Twelve years ago, an earthquake flattened much of Christchurch’s downtown. Civil defence, as well as those nearby and able to help, responded immediately to rescue those trapped. Local government kept everyone informed while working to restore services. Central government provided necessary support. And civil society came together to assist.
Everyone did the best they could, faced with a horrible situation.
The more substantial problems came later, in planning the recovery and rebuild.
The past fortnight’s heavy rains and cyclone have been horrible. Again, civil defence has jumped to respond, along with neighbours, communities, and local and central government. We will hear more of their stories as communications are restored.
Those of us far from the damage look on in horror and in appreciation of others’ efforts. And, at least for some of us, in hope that some of the cautionary lessons of the Christchurch rebuild are kept in mind.
Five years ago, Dr Bryce Wilkinson and I co-authored a report on Christchurch’s recovery from disaster. The biggest lesson, at least for me, was that it is far too easy for government to unintentionally frustrate and stall recovery.
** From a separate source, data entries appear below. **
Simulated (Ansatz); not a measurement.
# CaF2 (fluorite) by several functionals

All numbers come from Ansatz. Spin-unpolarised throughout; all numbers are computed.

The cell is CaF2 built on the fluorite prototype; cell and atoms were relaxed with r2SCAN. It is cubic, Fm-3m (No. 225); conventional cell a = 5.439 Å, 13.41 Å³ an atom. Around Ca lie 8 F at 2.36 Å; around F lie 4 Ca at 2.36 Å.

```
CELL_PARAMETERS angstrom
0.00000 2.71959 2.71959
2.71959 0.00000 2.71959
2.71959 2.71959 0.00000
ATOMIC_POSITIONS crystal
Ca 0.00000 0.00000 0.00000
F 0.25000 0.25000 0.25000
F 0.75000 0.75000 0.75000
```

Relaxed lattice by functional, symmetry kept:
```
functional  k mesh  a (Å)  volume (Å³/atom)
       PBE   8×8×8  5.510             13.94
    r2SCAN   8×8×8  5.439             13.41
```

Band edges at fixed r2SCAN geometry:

After the immediate civil defence response, local government in Christchurch encouraged ambitious reimaginings of what the city could look like. But central government was to be on the hook for costly projects to which it had not entirely agreed. Central government then required a retrenching to less costly plans.
At every point along the way, it was far from clear what would be allowed on different downtown sites. Earthquakes generate their own form of uncertainty – some of which took geotechnical site assessments to sort out. Regulatory uncertainty was harder to resolve.
As one simple example, 757 days after the February 2011 earthquake, the owners of the Copthorne Hotel were ready to rebuild, the insurers were ready to pay, and the city was desperately short of hotel spaces. But nobody could tell the hotel’s owners whether they would be allowed to rebuild. You see, the planners had a vision for an Arts Precinct in the area, and the planners had not decided yet whether such a Precinct was a good place for a hotel.
The earthquake provided an opportunity to play at the old computer game SimCity – but with a real city, with real people whose hopes and dreams cannot be paused while planners decide.
Floods are awful, but they thankfully do not provide the same tabula rasa for games of SimCity. Nevertheless, putting homeowners on hold while coming up with broader schemes for climate adaptation and managed retreat would be a mistake. Hopefully, that risk is avoided.
One option that the government might consider, if it worries that too many houses are built in places that are too risky, is an adjustment to how EQC premiums are set.
Currently, your EQC levy depends only on the value of your property. A million-dollar home perched on an unstable clifftop with beautiful views will pay the same EQC levy as a million-dollar property in the safest part of the country.
Work by Motu in 2018 showed that this aspect of our natural disaster insurance scheme works, on average, to the advantage of richer neighbourhoods rather than poorer ones. Letting premiums vary with riskiness would encourage building in safer places. It might also reassure private insurers who seem to have feared the political risks of such moves.
Another lesson from Christchurch is that government might help to resolve uncertainty that would otherwise hinder recovery.
Natural disasters can reveal parts of insurance contracts that had seemed clear when contracts were signed but are anything but come the event. Simply having a decision can matter more than what the decision is. A decision lets everyone move on.
In some cases, the cost of pursuing a declaratory judgment can make for delays if each affected party hopes someone else, also affected, takes on that burden. The government could watch for areas where a test case would help everyone move on.
Ironically enough, government inadvertently created some of those contractual uncertainties in Christchurch by changing building requirements while the rebuild was in progress. If a building were insured for restoration to an as-new status, but a change in the rules meant that the building as-new could no longer be consented at that site, how should insurance proceed? Building to the new standard would be a betterment. But reinstating to the insured specification would result in an unusable building.
We are still deeply in the immediate response to the cyclone. The government’s priority very rightly has been finding those lost, rescuing those in need, delivering aid, and securing communications. Hopefully, the weather will clear and the scale of revealed damage will be less than we might fear.
But the recovery and rebuild to come will be substantial. And Christchurch provides a few cautionary lessons.